And Jerry Lewis is playing it straight as an eleven-year veteran of the Weathernaut program, who's always managed to weasle his way out of having to go to the USA's weather station on the moon. Men go mad up there; just look at what's happened to Hoffman and Schmidlapp, who have been trying to kill each other for the last three months of their tour.

It also doesn't help that the Russian weather station next door is run by strapping Igor Baklenikov and the slinky Anna Soblova. Comrade Soblova has fended off a lewd attack by the sex-starved and psychotic Schmidlapp, which has turned into an international incident, with the Russians accusing the Americans of sending unqualified jerks to their lunar station.

In order to smooth things over, the director of the lunar weather station program, Mr. Quonset (played by Robert Morley--don't ask me how a Brit got to be in control of an American space program) announces that instead of two men being sent up to relieve the embattled Hoffman and Schmidlapp, a married couple--he a weathernaut, she a space scientist--have been chosen and trained to go.

However, the couple turns out to be completely incompatable, fighting furiously upon returning from their honeymoon, and refusing to have anything more to do with each other, let alone the Moom mission, which is due to lift off within a matter of days.

In desperation, Quonset turns to the back-up weathernaut--Peter Mattemore, who has something of an unfortunate reputation as a ladies' man. Peter does not want to go, but Quonset leans heavily on him, and further insists that Mattemore must find and marry a qualified female astronaut to take with him as his partner and wife.

Mattemore is unwillingly swept along by Quonset's schemes, but becomes a little more amenable once he is shown a photograph of one of the eligible women--Eileen Forbes, played by the adorable Connie Stevens. Eileen is, really, the only suitable candidate for Peter, since one of the others is already married, and the third girl turns out to be a plain, unappealing no-nonsense type who is willing to go, but with whom Peter refuses to work.

He attempts to convince Eileen to accept the offer, striking out repeatedly, particularly after the romantic dinner he had planned for her goes horribly awry when his actual girlfriend shows up at the restaurant. Later on, though, he finds out that Eileen is really dying to go to the moon; she just doesn't care for the conditions Quonset is putting on them.

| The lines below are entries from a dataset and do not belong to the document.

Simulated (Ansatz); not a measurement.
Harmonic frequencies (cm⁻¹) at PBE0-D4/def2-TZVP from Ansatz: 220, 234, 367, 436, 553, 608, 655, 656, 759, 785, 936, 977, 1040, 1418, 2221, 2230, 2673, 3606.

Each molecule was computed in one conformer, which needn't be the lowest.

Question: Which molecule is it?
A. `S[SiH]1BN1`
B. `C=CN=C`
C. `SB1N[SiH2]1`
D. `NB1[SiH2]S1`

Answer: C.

Peter gives her his word of honor that although they will go through with the wedding, it will be a marriage in name only, and begs her not to force him to go with the other girl.

They are rushed through the ceremony by Quonset on the way up the gantry to the waiting rocket. Upon arrival at the weather station, they walk into the deteriorated situation between Hoffman and Schmidlapp. Hoffman is trying to clean up the place, while Schmidlapp sits around drawing pictures of naked women and taking swings at Hoffman. When Eileen walks in, it's just about all Hoffman can do to keep Schmidlapp from attacking her. When she goes into the bathroom to freshen up after her three-day journay, all three men fall to fantasizing about what she might be doing in there.

Hoffman and Peter realize that it's in everybody's best interests to tie up Schmidlapp and get him onto the capsule for home as quickly as possible. The two astronauts depart, leaving the new Mr. and Mrs. Mattemore alone.

But not for long. As they're having a heated debate about what their bunking arrangements are going to be, they are interrupted by the arrival of a being in a space suit, which turns out to be the female cosmonaut, Anna (played by Anita Eckberg.) She is there to welcome her new neighbors, and to get away from her partner, Igor (played by Dick Shawn) who soon turns up and inspires a good old-fashioned Russian party, complete with instant-mix vodka.

The four are soon drunk as skunks and having a grand time, until Peter drinks way, way too much vodka, and
challenges Igor to a fight over a perceived slight to Mrs. Mattemore's honor--or possibly the price of yaks, it's kinda hard to tell what they're saying with all the drunken slurring. Of course, on the Moon, "let's step out side and settle this like men" involves space suits and microgravity, neither of which are particularly easy to manage when you're plastered.

Two days later, Peter awakens with a monster hang-over, only to be yelled at by Quonset via the videophone connection. His little party with the Russkies has nearly sparked another international incident, but that soon takes a back-seat to the needs of General "Howlin' Bull" Hallenby, played by Brian Keith, who orders Peter to try to do something to secure the Moon, as the US is on the brink of a war with Russia over some unspecified issue on Earth.

Since Anna is still camping out in the Mattemores' bedroom, having left Igor because he refuses to marry her, they lock her into the bedroom, and when Igor shows up, Peter clocks him with a tray. Proud of having so swiftly accomplished his mission, he calls Hallenby back, only to be told the war is off, and he shouldn't have taken the two Russian cosmonauts prisoner.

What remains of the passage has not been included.